But the record does not show that either of the defendants made any motion for directed verdict at the close of the evidence taken at the trial so as to entitle them to a review of the sufficiency of the evidence to support the jury verdict. The motion they made at the conclusion of the plaintiff's evidence was waived by their introduction of evidence on their behalf. The trial court was not required to rule on the question of the sufficiency of the evidence to take the case to the jury in the absence of a motion for directed verdict made at the close of all the evidence. Neither did the court err in refusing to grant judgment notwithstanding the verdict. Only a party who has first made a motion for a directed verdict may, under Rule 50(b) Federal Rules of Civil Procedure, move for a judgment notwithstanding the verdict. Cf., McDonough v. U.S., 8 Cir., 248 F.2d 725; O Malley v. Cover, 8 Cir., 221 F.2d 156, and cases cited.

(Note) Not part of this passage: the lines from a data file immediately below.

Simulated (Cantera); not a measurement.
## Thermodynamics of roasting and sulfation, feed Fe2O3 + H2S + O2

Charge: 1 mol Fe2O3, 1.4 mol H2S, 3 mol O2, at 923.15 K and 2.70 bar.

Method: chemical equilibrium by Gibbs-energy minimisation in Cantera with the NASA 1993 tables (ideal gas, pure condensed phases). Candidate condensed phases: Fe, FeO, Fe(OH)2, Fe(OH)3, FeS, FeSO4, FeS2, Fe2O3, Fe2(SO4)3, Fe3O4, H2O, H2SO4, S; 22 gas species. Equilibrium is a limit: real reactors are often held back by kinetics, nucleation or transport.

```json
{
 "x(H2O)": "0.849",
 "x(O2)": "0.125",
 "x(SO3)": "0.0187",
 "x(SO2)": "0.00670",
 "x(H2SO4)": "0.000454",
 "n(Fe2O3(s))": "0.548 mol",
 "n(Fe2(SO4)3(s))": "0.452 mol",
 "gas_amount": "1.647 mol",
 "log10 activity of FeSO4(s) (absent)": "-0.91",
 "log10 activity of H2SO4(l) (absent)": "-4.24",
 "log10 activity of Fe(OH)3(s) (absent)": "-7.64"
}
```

We must conclude therefore that the point made for the appellants in respect to the verdict and judgment for the plaintiff for $2,388.97 with interest may not be sustained. The verdict was responsive to the instructions of the court and we may not reverse on the ground that 'the court erred in refusing to direct a verdict in favor of the government for that period.' That part of the judgment is affirmed.
II.
The other verdict in favor of the plaintiff was directed by the court in general terms for refunds of cabaret taxes paid during the period from October 31, 1951, to December 31, 1953, and judgment was accorded thereon for the sum of $5,022.11 for refunds for that period with interest to the date of judgment amounting to $1,178.63.
The point upon which the appellants rely for reversal of this part of the judgment appealed from is that the court erred in directing a verdict for the taxpayer as to this period.
The record does not disclose the reasoning upon which the district court concluded that plaintiff was entitled to his refund during this period as a matter of law or why the peremptory instruction for plaintiff was given. Undoubtedly it derived in some degree from the court's conclusion that the Tia Wanna Club was not subject to tax as a cabaret or other similar place within the definition of that term in Section 1700(e)(1), as amended. As above stated, we think the Club business came squarely within the definition of a cabaret or other similar place furnishing a public performance for profit within the definition 'a restaurant * * * where music and dancing privileges are afforded the patrons in connection with the serving of food' and that it was subject to the tax.
The record shows no basis for the court's giving the peremptory instruction for plaintiff even though it deemed the business exempted by the amendment from the excise.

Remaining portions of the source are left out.